Contention among atomic operation

ASing3 · ‎07-28-2018

Hi,

Atomic instruction are be used to modify shared memory variable.

1. What will happen if atomic instruction in two cores accessing same variable are triggered at the same time? Is there any reference that explain the how atomic instruction contention is handled in detail?

2. If more thread on different cores execute the atomic inst modifying same variable, How these request are ordered?

thanks

Ajit

McCalpinJohn · ‎07-30-2018

If two (or more) logical processors attempt to perform an atomic update to the same memory location "at the same time", the hardware will ensure that the operations take place sequentially. If there is no additional code enforcing an ordering on the operations, then they will occur in some order that the hardware decides. I

n most cases, attempting to apply the concept "at the same time" results in confusion, because that is not how the hardware works. For example, in processors with inclusive L3 caches, each L3 cache slice is limited to processing one command per cycle. Even if the cores could be synchronized to ensure that the requests got onto the ring in the same cycle, they would likely not arrive at the target L3 in the same cycle. Even if it were possible that the commands were received by the L3 in the same cycle (e.g., one arriving on the clockwise ring and one on the counterclockwise ring), the hardware would pick an order in which to process them. (I can't tell from the available documentation whether the "even" and "odd" properties of the rings prevent arrival of two commands at the same destination in the same cycle, but even if the commands can arrive in the same cycle, choosing one to go first is not rocket science.)

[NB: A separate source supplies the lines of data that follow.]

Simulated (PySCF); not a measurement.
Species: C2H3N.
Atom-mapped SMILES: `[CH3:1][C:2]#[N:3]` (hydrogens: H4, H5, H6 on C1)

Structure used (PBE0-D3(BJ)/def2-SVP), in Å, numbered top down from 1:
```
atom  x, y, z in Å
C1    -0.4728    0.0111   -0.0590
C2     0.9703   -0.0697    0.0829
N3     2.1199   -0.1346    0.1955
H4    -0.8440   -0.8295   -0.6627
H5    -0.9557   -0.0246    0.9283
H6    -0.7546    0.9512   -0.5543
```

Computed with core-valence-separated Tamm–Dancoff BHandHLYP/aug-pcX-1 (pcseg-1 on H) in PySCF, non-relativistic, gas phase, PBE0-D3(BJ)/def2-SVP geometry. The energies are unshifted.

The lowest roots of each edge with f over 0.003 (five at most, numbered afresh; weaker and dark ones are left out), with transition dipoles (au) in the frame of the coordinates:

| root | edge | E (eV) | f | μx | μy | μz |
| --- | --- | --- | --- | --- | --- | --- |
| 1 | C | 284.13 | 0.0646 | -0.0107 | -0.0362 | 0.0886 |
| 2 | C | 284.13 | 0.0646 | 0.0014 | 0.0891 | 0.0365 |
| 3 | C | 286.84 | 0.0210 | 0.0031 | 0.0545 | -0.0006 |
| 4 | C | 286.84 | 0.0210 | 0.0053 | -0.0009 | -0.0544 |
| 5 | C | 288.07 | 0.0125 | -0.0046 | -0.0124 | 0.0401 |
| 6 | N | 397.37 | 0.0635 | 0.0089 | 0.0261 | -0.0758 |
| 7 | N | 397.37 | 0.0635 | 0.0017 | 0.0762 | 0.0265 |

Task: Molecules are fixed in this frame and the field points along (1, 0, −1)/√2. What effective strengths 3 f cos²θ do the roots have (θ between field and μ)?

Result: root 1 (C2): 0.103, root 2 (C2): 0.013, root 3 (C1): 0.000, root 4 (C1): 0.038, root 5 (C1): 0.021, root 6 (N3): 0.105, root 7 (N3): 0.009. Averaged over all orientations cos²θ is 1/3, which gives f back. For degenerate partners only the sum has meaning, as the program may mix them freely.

There are different types of "atomic" operations used by different architectures. In some architectures, operations that are not chosen to go first will be stalled (then retried by the hardware until they succeed), while in other architectures they will "fail" (for software-based retry). In an Intel processor, for example, a locked ADD instruction will be retried by the hardware if the target memory location is busy, while a locked "compare and exchange" operation must be checked to see if it succeeded (so the software must notice the failure and retry the operation).

ASing3 · ‎07-30-2018

Dr. McCalpin

Thanks for your reply. I need to model interaction of atomic operation for my work. What I have observed in my experimentation(on Xeon E7 8890 ) is that cores which are nearer to the core which is currently holding the lock are more likely to get the lock instead of core which are further apart. Given that cores are connected over a ring bus, I assume that after release on core holding the lock, control flows to cores in order in which they are connected to the ring and hence preference for cores nearer to core currently holding the lock. Which ring of the two would be chosen is probably decided at random.

Is my assumption correct?

thanks

Ajit

jimdempseyatthecove · ‎07-31-2018

Hardware thread sharing L1 (i.e. HyperThreads of same core), will tend to observe unlocked condition first, then threads sharing L2 (e.g. Core Duo where 2 cores share an L2) will tend to observe unlocked condition second, then threads sharing L3 will tend to observe unlocked condition next, then threads sharing LLC will tend to observe unlocked condition next, then threads on shorter QPI/UPI/NUMA Node paths will tend to observe unlocked condition next (in shorter to longer path order). Not all CPUs have all the prior listed features.

Note use of "tend".

If you require fairness, then you will have to finesse this with coding rather than using a simplified lock

Jim Dempsey

McCalpinJohn · ‎07-31-2018

The result probably depends on the relative location of the cores as well as the location of the L3 (or CHA) responsible for the physical address being accessed. You may be able to change the behavior by changing the memory address being used. Intel does not document the mapping of physical addresses to L3 or CHA slices, but there is good reason to believe that the 64 cache lines in every (aligned) 4KiB page have at least one cache line mapped to each L3 (or CHA).

If you need some kind of "fairness" that the hardware does not naturally provide, then you will almost certainly have to implement your own software infrastructure that monitors the "fairness" and adjusts the behavior in response. For example, if a thread is getting the lock "too often", the software might need to add a delay between that threads attempts to do atomic operations on a contended location. If this is managed at a relatively coarse granularity, then the overhead should be small -- but the logic will probably be ugly....